Communicating with man’s best friend
Researchers used to think that animals’ facial expressions were unintentional and not used as a way of communication. But that might no longer be the case. Could dog owners be missing important signs?
Many people look at their pampered pooches and think about how much easier life would be if they could tell you what they were thinking. While dogs can’t speak our language, studies show they are communicating with you on a different level – with their eyes.
Research published in the Australian Veterinary Journal showed that dogs respond better to non-verbal communication when they can see your eyes. Also, when you close your eyes or look away, they are more likely to do things they know they shouldn’t, such as stealing food.
While it would be easy to assume that dogs are using facial expressions at random, numerous studies show otherwise. In one study the behaviour of 24 dogs was analysed when they were offered human attention and food. If the dogs reacted to both in the same way, then it meant that their expressions were not being modifed for humans. However, the results showed that dogs responded with more expressions - and on a larger scale, to human attention with or without food, than to food alone.

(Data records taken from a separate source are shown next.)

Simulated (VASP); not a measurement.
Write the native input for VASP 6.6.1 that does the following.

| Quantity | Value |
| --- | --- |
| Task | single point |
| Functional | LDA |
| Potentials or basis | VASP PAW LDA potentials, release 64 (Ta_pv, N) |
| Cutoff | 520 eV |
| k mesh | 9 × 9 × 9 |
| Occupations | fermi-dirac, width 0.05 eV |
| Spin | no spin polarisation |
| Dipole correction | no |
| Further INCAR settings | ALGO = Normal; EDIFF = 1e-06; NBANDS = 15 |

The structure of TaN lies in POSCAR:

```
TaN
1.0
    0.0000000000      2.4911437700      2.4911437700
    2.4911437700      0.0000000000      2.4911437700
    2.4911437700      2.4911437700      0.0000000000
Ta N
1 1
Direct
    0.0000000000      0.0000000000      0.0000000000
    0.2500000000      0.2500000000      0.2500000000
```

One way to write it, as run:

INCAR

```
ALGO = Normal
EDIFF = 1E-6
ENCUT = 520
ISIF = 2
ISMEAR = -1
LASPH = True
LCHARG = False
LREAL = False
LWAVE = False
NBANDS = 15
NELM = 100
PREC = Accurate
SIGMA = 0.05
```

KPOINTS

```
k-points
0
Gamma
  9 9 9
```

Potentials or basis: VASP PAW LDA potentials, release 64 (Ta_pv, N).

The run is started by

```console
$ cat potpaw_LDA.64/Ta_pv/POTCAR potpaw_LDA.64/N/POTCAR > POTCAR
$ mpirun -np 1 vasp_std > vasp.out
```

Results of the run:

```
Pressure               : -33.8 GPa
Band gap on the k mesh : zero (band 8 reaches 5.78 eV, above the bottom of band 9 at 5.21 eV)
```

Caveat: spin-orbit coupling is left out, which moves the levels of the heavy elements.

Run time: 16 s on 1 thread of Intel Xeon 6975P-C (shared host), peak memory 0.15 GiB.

Dogs can also use their eyes to their advantage, raising their inner brows to make their eyes look bigger, similar to an expression children make. Humans find this action adorable, making them respond in a very affectionate and protective way. This expression is so effective, many dogs using it in shelters find new homes far quicker than dogs that don’t.
It’s fair to say that most dog owners believe they communicate with their pets on some level. Put your dog to the test. Check out their facial expressions when looking at food, then when they see you. Notice any difference?